Clairo – ‘Flamin’ Hot Cheetos’

The first official music video for YouTube ‘recommended’ section dominator Clairo lands in the form of ‘Flamin’ Hot Cheetos’. It’s a surreal, Dali-on-vacation-with-Wes-Anderson visual, set to the pleasant, twinkly tune Claire Cottrill originally put out herself last year. The song is filled with pleasant teen-in-loveisms like “girlfriend or girl that’s a friend?”, pulsating with DIY-devoted vocals, soft synths and a nostalgia felt hardest by people who weren’t around for the first wave of sad-girl pop. Already supporting Tyler, the Creator on tour, she plans to drop her EP later this year – said to feature a collab with Rejjie Snow and production by PC Music’s Danny L Harle. That, if successful, could slam the door shut on bedroom pop.

Cuckoolander – Mercury

In ancient alchemy, the awe-inducing mercury is considered to be at the core of all metals. It’s the spirit that unites the body with the soul to make them one. Cuckoolander’s latest track and Altered Carbon-esque video takes inspiration from this, zoning in on the power of the mind and the complex trials and tribulations of love and loss that go on inside our heads. “Be my mercury, when the dark is taking over me,” she cries over a battering soundscape. “Be my mercury running through my body.”

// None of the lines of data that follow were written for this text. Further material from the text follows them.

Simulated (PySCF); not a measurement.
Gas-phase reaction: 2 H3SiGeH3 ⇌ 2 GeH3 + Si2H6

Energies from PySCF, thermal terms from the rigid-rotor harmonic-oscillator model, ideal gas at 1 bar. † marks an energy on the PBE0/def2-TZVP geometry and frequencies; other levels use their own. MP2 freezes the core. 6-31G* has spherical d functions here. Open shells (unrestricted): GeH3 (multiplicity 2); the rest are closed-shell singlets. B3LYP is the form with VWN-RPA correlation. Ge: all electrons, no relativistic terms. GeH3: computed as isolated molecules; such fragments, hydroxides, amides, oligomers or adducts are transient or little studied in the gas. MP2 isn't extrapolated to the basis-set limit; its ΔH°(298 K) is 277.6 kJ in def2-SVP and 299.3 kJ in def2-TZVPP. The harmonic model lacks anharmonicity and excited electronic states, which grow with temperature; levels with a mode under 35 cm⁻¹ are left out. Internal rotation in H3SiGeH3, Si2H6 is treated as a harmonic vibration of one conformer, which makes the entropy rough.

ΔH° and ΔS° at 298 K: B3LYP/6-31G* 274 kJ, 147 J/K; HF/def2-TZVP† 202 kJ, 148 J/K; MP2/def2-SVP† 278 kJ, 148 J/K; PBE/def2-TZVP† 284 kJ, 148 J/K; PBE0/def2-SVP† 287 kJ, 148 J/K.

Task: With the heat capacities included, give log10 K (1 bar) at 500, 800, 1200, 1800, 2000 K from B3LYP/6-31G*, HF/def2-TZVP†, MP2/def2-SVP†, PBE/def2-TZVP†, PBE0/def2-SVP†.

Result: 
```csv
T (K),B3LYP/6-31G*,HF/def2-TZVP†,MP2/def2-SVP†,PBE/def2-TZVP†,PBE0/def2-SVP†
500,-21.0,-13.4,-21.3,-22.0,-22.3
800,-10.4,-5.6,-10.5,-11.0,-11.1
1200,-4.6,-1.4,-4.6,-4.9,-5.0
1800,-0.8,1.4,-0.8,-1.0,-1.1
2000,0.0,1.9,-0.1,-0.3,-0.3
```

Cuckoolander’s ‘Mercury’ has been released on Charli XCX’s Vroom Vroom recordings – as well as releasing two EPs (the latest out this year), Cuckoolander has been part of Charli’s backing band as a bassist. Her second release, EP_02, promises more anthemic tunes to envelop your body and soul

Let’s Eat Grandma – ‘Falling Into Me’

‘Falling Into Me’ follows the Norwich duo’s SOPHIE-produced fever dream ‘Hot Pink’, both from their upcoming second album. A fractured, fluorescent disco beat reaches a crunchy techno climax, with EMOTION-like quirks and glam-metal synths. They sing about shedding insecurities and falling without fear into feelings, romantic or otherwise: “We got this,” they assert. Let’s Eat Grandma oscillate from the sweet and psychedelic to the deliciously sinister; it’s like if Tegan & Sara were produced by The Knife. Pulling fervently at the fabric of pop, I’m investing a lot of hope in I’m All Ears.

Sorcha Richardson – ‘Can’t We Pretend’

With a feather-light production and cinematic storytelling that burrows into the inner ventricles of your nostalgia-sick heart, Sorcha Richardson explores the distance she feels between her hometown of Dublin and new residence in New York: “It’s raining in New York too / That doesn’t mean I’m any closer to you.” Richardson’s voice swirls across memories of underage drinking and accidents, the familiar slipping into the unknown, and relationships gnawed by time apart. Relatable for anyone who’s ventured to the big smoke and come back home to an unrecognisable high street and school friends you now have little in common with other than hazy memories.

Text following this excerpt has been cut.